While it might seem rather maudlin to start a new year by writing about death, the loss of favourite musicians, actors, and athletes reminds us of the pleasure they’ve given us. Some losses are especially important for working-class people, for whom entertainment is not just a source of pleasure but also of inspiration. While many notable celebrities died in 2022, a few stand out.
Football fans recently enjoyed the World Cup, a tournament that finished with a wonderful final, full of tension and glorious play. But the tournament was also mired in controversy due to its location in Qatar. Due to the extreme heat in Qatar, it had to be played in November rather than during the usual middle of the year, disrupting northern hemisphere local leagues. There were also concerns about the human rights record of Qatar and whether LGBTQI+ fans would be safe there. The event also highlighted the terrible treatment of the mostly immigrant workers employed to construct the stadiums, often in unsafe and exploitative conditions. None of this stopped the tournament, despite calls from some activists to boycott the Cup. Football fans from around the world cheered on their teams and joined in with the highs and lows of wins and defeats.
If this seems like a lack of solidarity with the ill-treated workers, it ignores the incredible power of football in working-class communities. The game is very important to many working-class people, and players can take on legendary status. This is definitely the case with Brazilian player Pelé who delighted world fans with his incredible play in the 1960s and 1970s. Pelé’s death was not only mourned in Brazil, but across the world. Football is a truly global game and often played in some of the most impoverished communities (yes, it does also attract huge amounts of money in the professional leagues which is a tension understood well by fans). Like many star footballers, Pelé grew up poor, but he didn’t forget his origins and spent much of his post-football career involved in charity and advocacy work. During his career, he was also held up as an example of Black success – an important status particularly at a time when Afro-Brazilians were fighting for racial justice. Obituaries of Pelé suggest that he remained humble and unassuming and was not tainted by his fame. Pelé may have played football a long time ago, but he continues to inspire and influence young players and fans.

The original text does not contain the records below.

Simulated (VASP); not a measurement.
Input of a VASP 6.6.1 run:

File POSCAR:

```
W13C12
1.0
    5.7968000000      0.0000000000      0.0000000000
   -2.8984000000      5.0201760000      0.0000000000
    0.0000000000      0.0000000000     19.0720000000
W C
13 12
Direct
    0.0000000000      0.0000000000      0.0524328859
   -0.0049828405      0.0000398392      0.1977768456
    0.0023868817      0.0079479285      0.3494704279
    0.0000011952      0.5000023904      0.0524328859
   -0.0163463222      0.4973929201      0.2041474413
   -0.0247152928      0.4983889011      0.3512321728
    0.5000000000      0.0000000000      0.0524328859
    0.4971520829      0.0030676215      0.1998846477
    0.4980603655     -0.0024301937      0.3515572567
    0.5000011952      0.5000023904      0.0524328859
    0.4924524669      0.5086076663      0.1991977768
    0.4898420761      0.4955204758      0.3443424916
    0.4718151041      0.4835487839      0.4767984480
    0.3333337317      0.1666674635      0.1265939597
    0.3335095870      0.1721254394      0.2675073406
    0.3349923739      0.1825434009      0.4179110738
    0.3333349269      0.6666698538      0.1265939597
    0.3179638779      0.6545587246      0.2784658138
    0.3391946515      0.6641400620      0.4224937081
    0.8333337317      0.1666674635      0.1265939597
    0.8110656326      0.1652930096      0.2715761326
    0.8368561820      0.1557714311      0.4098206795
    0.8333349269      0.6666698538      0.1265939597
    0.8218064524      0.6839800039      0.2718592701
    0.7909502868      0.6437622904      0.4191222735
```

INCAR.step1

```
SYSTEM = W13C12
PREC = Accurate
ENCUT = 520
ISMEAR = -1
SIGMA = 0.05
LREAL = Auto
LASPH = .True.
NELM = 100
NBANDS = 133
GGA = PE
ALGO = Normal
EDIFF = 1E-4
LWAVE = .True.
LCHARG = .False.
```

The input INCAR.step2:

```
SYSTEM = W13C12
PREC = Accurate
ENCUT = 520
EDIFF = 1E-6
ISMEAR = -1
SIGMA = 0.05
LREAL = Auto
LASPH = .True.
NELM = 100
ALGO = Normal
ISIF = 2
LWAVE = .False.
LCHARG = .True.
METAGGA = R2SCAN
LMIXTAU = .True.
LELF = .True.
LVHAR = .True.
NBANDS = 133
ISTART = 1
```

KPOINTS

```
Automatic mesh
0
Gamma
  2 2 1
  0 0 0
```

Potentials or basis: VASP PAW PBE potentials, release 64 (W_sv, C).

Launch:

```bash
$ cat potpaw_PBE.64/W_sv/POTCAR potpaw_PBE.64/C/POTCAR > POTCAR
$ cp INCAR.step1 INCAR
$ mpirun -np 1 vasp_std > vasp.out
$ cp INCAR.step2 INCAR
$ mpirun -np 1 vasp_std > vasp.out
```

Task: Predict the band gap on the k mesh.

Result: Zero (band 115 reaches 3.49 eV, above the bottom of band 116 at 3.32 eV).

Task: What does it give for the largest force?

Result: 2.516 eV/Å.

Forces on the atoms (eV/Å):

Popular music has fans of all classes, but some acts have been associated with working-class fans. the UK ska band The Specials is one such band. The death of lead singer Terry Hall touched many working-class Brits. Hall grew up in the working-class town of Coventry in the west midlands of England and joined the band in the late 1970s.The Specials’ career took off in the 1980s and their music spoke to many working-class kids in the UK. One of their hit songs, ‘Ghost Town’, released in 1981, summed up perfectly the mood in Thatcher’s Britain with its references to youth being ignored by the government, the decline in places for young people to let off steam, and unemployment as well as its sinister musical tone. Hall’s dour expression when performing fit the mood of the time perfectly. As the song was released, riots were breaking out across the country as young people vented their frustration at the many injustices they faced. Many of the band’s other songs were aimed at young working-class people, those who spent all their money on booze or have kids too young, or young men heading towards a life of crime. The multi-racial band spoke to Black and white kids alike. ‘Ghost Town’ takes me back immediately to the early 1980s in Britain and the grim reality of working-class life for many under an uncaring Tory government. It still gives me shivers.
We lost other notable entertainers, as well, including American country star Loretta Lynn, the daughter of a coal miner who advocated for working-class people. Her politics may have been a mixed bag – she was a Trump supporter – but her music was loved by millions of working-class fans.
Sidney Poitier also died last year. He came from humble beginnings and had to fight to gain a place in the theatre and movie industries. The characters he played often wrestled with issues around class and race, and most of his films are now considered exemplary cinema exploring social issues of the times they were made.
In Australia, the much-loved Aboriginal singer songwriter Archie Roach died. Roach was of the Stolen Generations who were taken from their Aboriginal families at a young age and sent to live in white institutions or fostered by white families. Roach battled with addiction and homelessness, and his songs tell the stories of hardship, struggle, and survival. These are just a few of the many I could mention – too many, unfortunately.
I’ve left some out intentionally, like Queen Elizabeth II. I’ve written about the royals before, and I generally have little time for them. To me they represent the great inequalities that exist in the UK. But I know that many British working-class people were sad about her passing, and I don’t wish to disparage their genuine feelings of grief. But those I have mentioned have had more on an impact on the everyday lives of working-class people than the Queen or the royal family in general.
My intention isn’t to focus on mourning. The deaths of these working-class icons remind us of the importance of music, film, and sport in the lives of working-class people. We enjoy listening to and watching people we can relate to in some way, whether through the lyrics they sang, a character they played, or their skill on the pitch. We appreciate them even more when we know that we share a working-class background. They speak for us, but they also remind us of how talented working-class people are — and how powerful they can be when given the opportunity.